Core Data Objects
Overview
The testing-api utilizes a set of standardized data objects to ensure consistency across the Supervised AI platform. These objects define how test data is structured, how models are evaluated, and how results are reported.
TestSet
The TestSet is the primary container for evaluation data. It bundles individual test cases with metadata required for the platform to identify the versioning and purpose of the evaluation.

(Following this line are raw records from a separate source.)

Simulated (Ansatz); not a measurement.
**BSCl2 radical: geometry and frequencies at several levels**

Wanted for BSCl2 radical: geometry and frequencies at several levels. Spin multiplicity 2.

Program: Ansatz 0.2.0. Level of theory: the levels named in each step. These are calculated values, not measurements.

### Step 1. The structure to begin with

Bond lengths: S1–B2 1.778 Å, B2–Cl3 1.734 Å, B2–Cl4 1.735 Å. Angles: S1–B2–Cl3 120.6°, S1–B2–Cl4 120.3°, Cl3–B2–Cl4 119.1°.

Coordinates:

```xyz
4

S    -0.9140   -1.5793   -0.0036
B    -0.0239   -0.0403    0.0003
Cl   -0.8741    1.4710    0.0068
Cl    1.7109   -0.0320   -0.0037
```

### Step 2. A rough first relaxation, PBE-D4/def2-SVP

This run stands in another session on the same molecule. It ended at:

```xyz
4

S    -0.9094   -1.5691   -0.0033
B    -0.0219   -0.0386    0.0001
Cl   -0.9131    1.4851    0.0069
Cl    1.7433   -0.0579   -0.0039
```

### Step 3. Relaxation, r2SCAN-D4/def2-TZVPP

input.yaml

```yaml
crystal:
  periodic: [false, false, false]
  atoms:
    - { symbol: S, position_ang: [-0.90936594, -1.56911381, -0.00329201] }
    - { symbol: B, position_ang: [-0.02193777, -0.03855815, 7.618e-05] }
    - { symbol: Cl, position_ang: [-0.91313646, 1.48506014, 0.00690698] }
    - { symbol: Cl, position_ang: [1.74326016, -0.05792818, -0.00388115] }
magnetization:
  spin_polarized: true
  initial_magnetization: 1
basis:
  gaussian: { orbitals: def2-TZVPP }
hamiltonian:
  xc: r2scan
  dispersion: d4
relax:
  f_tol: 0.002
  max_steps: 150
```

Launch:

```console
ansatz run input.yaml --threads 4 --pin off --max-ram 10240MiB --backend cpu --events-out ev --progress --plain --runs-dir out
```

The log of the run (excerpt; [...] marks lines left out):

| Property | Type | Description |
| :--- | :--- | :--- |
| id | string | A unique identifier for the test set. |
| name | string | A human-readable name for the dataset. |
| version | string | Semantic versioning string (e.g., 1.0.2). |
| cases | Array<TestCase> | A list of individual test instances. |
Usage Example:
{
"id": "ts_98765",
"name": "Customer Intent Classification - Production",
"version": "2.1.0",
"cases": [...]
}
TestCase
The TestCase represents a single unit of evaluation. It contains the input payload sent to the AI model and the "Ground Truth" used for validation.
| Property | Type | Description |
| :--- | :--- | :--- |
| caseId | string | Unique ID for the specific test case. |
| input | Object | The data object sent to the model (e.g., prompt, image URL, or features). |
| expectedOutput | any | The target ground truth used to calculate accuracy/performance. |
| metadata | Record<string, any> | (Optional) Key-value pairs for filtering results (e.g., difficulty: "high"). |
Usage Example:
{
"caseId": "case_001",
"input": {
"text": "How do I reset my password?"
},
"expectedOutput": "account_security_intent",
"metadata": {
"category": "security",
"priority": 1
}
}
ModelResponse
When a model is invoked via the testing API, it must return a ModelResponse. This object normalizes the output of various AI models into a format the evaluation engine can parse.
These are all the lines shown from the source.